By George Marenya
Almost everything – including the universe – started small. To microfinance and its high priests, small is not a dirty word.
Small has its blessings. It is easy to focus on a small business, for example. And why not? If you lose the small things in your possession, too bad. You are therefore likely to work with all your might to avoid losing the small things.
The end game of microfinance is to make a successful business man out of the small man. To enable him play in the big league. In other words, it prepares the micro-entrepreneur to be tomorrow’s corporate titan.
For a start though, microfinancing is the act and principle of offering financial products and services to the low income bracket.
These small funds help the budding entrepreneur to generate income, build asset, deal with business and ownership risks and even meet their personal day to day needs.
The roots
Scholars trace the roots of the modern day microfinance to Bangladesh. In the beginning, the 27 dollar loan was what Professor Muhammad Yunus gave the initial beneficiaries of Grameen Bank.
Grameen had been born out of a famine that struck Bangladesh sometime in the 1970’s.
Professor Yunus, a scholar who had studied and taught in the United States was worried, and rightly so, that all the high sounding economic theories and models could not stop hunger from ravaging his own people.

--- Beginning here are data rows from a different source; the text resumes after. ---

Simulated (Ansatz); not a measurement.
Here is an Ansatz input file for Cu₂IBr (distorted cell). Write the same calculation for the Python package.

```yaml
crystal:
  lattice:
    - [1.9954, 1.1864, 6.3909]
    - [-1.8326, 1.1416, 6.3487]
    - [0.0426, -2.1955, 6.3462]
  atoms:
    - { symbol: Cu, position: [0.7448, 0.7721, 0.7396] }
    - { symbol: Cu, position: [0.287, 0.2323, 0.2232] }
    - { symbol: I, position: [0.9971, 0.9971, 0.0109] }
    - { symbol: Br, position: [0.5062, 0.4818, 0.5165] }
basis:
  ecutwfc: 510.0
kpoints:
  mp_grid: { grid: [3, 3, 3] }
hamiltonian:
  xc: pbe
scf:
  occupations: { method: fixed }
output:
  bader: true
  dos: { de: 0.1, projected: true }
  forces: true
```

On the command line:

He was struck by the sheer contrast between the situation of the bamboo weavers and the stools they produced. While the weaver would be clad in rags, the stools were masterpieces.
He sought to know why. In the process, he realised that the baskets did not belong to the women who weaved them. They were mere labourers. The first solution then was to enable them own the stools. This is when the 27 US dollar loan came.
This loan removed the women from the cycle of debt. Those who earlier lent the women money allowed them to sell the stools at a price just higher than what the raw materials cost.
The 27 US dollar was the entire borrowing needs of 42 women combined. And we still insist that greed is not at the core of failure of capitalism?
Capitalism at its most primitive levels keeps out the majority from the feeding tray. On the contrary, microfinance provides the poor a back door to the high table, one dollar at a time.
The only catch is to make financial knowledge an integral part of microfinance. Things like personal discipline, grit and basic book-keeping can go a long way in enabling the beginner to steady his baby steps and get his grounding.
Success stories
There are many stories in Kenya of people who started out hawking and ended up as millionaires and even billionaires.
Take Paul Kinuthia for example. Who in his or her wild imagination would have thought that a man who started out selling Tropical brand sweets and then cosmetics would one day be a billionaire?
All successful entrepreneurs appreciate one thing – that they are the greatest assets that their companies have. If in doubt, ask the famous William Osewe Guda, he of Ronalo Foods. He started out hawking miskaki in a small carton in Kaloleni estate. Two short decades later, he is a multimillionaire with a four star hotel in the works in Kisumu city.
In a country starved of resources like ours, our people are the best and most abundant resource we can boast of. But for the people to deliver, you must inspire them.
Once you have inspired them, they become your partners and not just your workers. With partners or co-owners, the journey becomes easier. Partners inspire one another. Inspiration feeds on its own. You live for one another and refuse to give up.
Equity Bank staff for instance used to sleep on the banking floor in the early years. Entering ledger by hand is not for the faint hearted. Not during peak days of the month when deadlines are king.